There are long-term goals to restructure the Public Bank of Oakland, and each goal has many steps. The first one includes the initial launching process, which is something that must be set whenever an infrastructure gets redone. The second involves forming a working Board of Directors who are skilled and trained to lead a public bank. The third is setting aside a training program known as an Academy, which is designed to train new directors for the job. The final part is establishing loan requirement policies that are specifically suited for public institutions of this nature.
A good plan capitalizes on the knowledge of similar banking institutions. This gives its creators enough knowledge of other existing frameworks for similar banking institutions and can guide other parts, such as community outreach programs and public interest and involvement.

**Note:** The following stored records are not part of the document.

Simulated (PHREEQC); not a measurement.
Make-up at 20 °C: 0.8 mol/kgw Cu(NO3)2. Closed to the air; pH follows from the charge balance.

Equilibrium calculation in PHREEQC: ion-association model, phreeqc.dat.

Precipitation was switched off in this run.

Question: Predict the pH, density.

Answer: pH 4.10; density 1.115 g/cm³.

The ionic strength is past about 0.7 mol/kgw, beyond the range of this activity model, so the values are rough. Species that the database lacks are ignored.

A qualified team must be gathered in order to effectively guide the opening process. During this phase, the team will need to oversee the transition from approval to the official Grand Opening of the Public Bank of Oakland. This team is also responsible for the complex decision-making involved during the launching phase. At this point, everything must be as diplomatic as possible, so decisions are made as a group and not just one individual. The Launch Team comprises the following components. One is that they must be members of the parent group Friends of the Public Bank of Oakland. The next one is the treasurers of the jurisdictions of those invested in the banks as well as elected local officials.
Other team members should include various directors who have knowledge and experience in areas of banking law and can help the institution grow. The team will also need to hire a CEO and try to encourage other stakeholders to become involved as well.
Once the above is completed, then a building location and office space will need to be chosen. Active recruitment of new Directors can still be done as this is going on. The training academy should also be built in a way that ensures training is highly effective. Investments in excellent technology need to be done while other duties are performed as needed.
Board of Directors
Our mission statement is the guide that we use when selecting and making decisions regarding our Board of Directors. Our value system also plays a key role in the decision-making process as well as the opinions and views of the people.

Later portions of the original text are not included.